How to use IBM Content Analyzer PEAR module with IBM OmniFind Enterprise Edition

This document describes how to use IBM Content Analyzer PEAR module with OmniFind Enterprise Edition as a custom UIMA analysis engine. For the definition of $ES_INSTALL_ROOT and $ES_NODE_ROOT, please refer http://publib.boulder.ibm.com/infocenter/discover/v8r4/index.jsp?topic=/com.ibm.discovery.es.in.doc/installing/iiysidirs.htm
PEAR setup
Follow http://publib.boulder.ibm.com/infocenter/discover/v8r4/index.jsp?topic=/com.ibm.discovery.es.ad.doc/administering/iiysauima.htm to upload the IBM Content Analyzer PEAR module to the OmniFind Enterprise Edition index server. Because the PEAR module is larger than 8MB, you should copy it onto the OmniFind Enterprise Edition index server. IBM Content Analyzer PEAR modules are in $TAKMI_HOME/pear directory. Each PEAR module is packaged for one language.
The PEAR contents will be installed in $ES_NODE_ROOT/data/pearsupport/PearIDN where N is a unique number to identify PEAR modules in the index server. The directory is referred as $PEAR_ROOT in this document.
If the OmniFind Enterprise Edition index server does not have IBM Content Analyzer installation, the system library path should contain $PEAR_ROOT/bin to use the Japanese PEAR module. See this section of the document.
You can also specify how to map OmniFind Enterprise Edition metadata to IBM Content Analyzer. The mapping is described in this manual.
NLP Resource deployment
$PEAR_ROOT/database is the default IBM Content Analyzer database structure used by the PEAR module. In order to use a custom category tree or custom dictionaries, you can edit them under the directory and run takmi_nlp_resource_deploy command same as normal IBM Content Analyzer databases.
For the English PEAR module, follow these steps to use IBM Content Analyzer custom dictionaries inside the OmniFind Enterprise Edition parser:
  1. Stop the OmniFind Enterprise Edition parser process.
  2. Copy $PEAR_ROOT/database/dic/LangWare50/en-XX-TAKMIUserNE.dic to $ES_INSTALL_ROOT/configurations/parserservice/jediidata/frost/resources directory.
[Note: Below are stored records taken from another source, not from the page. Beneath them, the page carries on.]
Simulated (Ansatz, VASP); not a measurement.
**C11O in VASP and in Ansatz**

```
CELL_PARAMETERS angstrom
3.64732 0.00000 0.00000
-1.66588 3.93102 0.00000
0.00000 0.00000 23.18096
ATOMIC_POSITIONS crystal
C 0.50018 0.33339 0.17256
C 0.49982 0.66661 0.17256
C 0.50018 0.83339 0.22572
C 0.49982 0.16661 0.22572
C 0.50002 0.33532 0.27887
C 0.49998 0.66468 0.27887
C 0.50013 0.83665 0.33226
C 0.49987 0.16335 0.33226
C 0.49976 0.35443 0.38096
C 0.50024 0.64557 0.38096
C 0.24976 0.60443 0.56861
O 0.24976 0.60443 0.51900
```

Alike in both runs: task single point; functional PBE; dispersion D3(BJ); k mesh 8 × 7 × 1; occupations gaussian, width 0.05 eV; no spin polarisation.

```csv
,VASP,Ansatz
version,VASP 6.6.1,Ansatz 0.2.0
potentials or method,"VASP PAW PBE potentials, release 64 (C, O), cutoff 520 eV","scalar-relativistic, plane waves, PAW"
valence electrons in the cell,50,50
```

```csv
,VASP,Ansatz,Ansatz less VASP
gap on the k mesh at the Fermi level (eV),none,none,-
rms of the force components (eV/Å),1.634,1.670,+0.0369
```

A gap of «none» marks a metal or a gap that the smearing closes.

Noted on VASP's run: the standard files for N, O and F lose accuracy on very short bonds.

  3. Backup $ES_NODE_ROOT/master_config/collection_id.parserdriver/specifiers/jfrost.xml where collection_id is the collection ID of the target collection.
  4. Edit $ES_NODE_ROOT/master_config/collection_id.parserdriver/specifiers/jfrost.xml as follows:
    1. To use the IBM Content Analyzer custom dictionary, add en-XX-TAKMIUserNE.dic to the English LexicalDicts entry as follows:
      
            <!-- English -->
            <settingsForGroup name="en">
              <nameValuePair>
                <name>LexicalDicts</name>
                <value>
                  <array>
                    <string>en-XX-TAKMIUserNE.dic</string>
                    <string>en-XX-Lex.dic</string>
                  </array>
                </value>
              </nameValuePair>
              <nameValuePair>
                 <name>StopwordDicts</name>
                 <value>
                   <array>
                     <string>en-Stw.dic</string>
                   </array>
                 </value>
              </nameValuePair>
              <nameValuePair>
                  <name>SpellCorrectionDicts</name>
                  <value>
                    <array>
                      <string>en-XX-Rules.dic</string>
                    </array>
                  </value>
              </nameValuePair>
            </settingsForGroup>
      
    2. By default, OmniFind Enterprise Edition parser breaks URLs and mail addresses into word pieces; for example “somebody@jp.ibm.com” will be the word sequence of “somebody”, “@”, “jp”, “.”, “ibm”, “.”, and “com”. If you need to process URLs or mail addresses as one word, set the DoURISegmentation option to false as follows:
      
      <nameValuePair>
        <name>DoURISegmentation</name>
        <value>
          <boolean>false</boolean>
        </value>
      </nameValuePair>
      
      Please note that this will change the OmniFind Enterprise Edition behavior. The query “somebody” will not match “somebody@jp.ibm.com” under this configuration.
NLP processing
Once the PEAR module is associated with a particular OmniFind Enterprise Edition parser, the parser will feed documents to the PEAR and produce MIML files in $PEAR_ROOT/database/db/miml directory.
Configuration parameters
Database directory
By default, the PEAR uses $PEAR_ROOT/database as the database directory. In order to change the database directory, replace every occurrences of $PEAR_ROOT/database with the new database directory path in the descriptors under $PEAR_ROOT/desc directory. Both OmniFind Enterprise Edition and IBM Content Analyzer admin users should be able to read and write the directory.
Output MIML files
Configuration parameters for the output MIML files are defined in MIMLWriteAnnotator.xml and set in OAE_PACK_en.xml and OAE_PACK_ja.xml. All descriptors are located in $PEAR_ROOT/desc/text_analysis_engine directory. The following configuration parameters are defined.
Language
Output language: “en” or “ja”.
DocumentsPerMIML
The maximum number of documents written in one MIML.
OutputDirectory
The directory where output MIML files are located.
OutputBasename
The basename of MIML files, defaulted to “docset”. The MIML files will be named as “docset_YYYYMMDD_HHMMSS_N.miml”.
Problem determination
Out of memory error
Refer http://www-128.ibm.com/developerworks/db2/library/techarticle/dm-0702baessler/index.html#pear_heap_size to change the heap size for the PEAR module.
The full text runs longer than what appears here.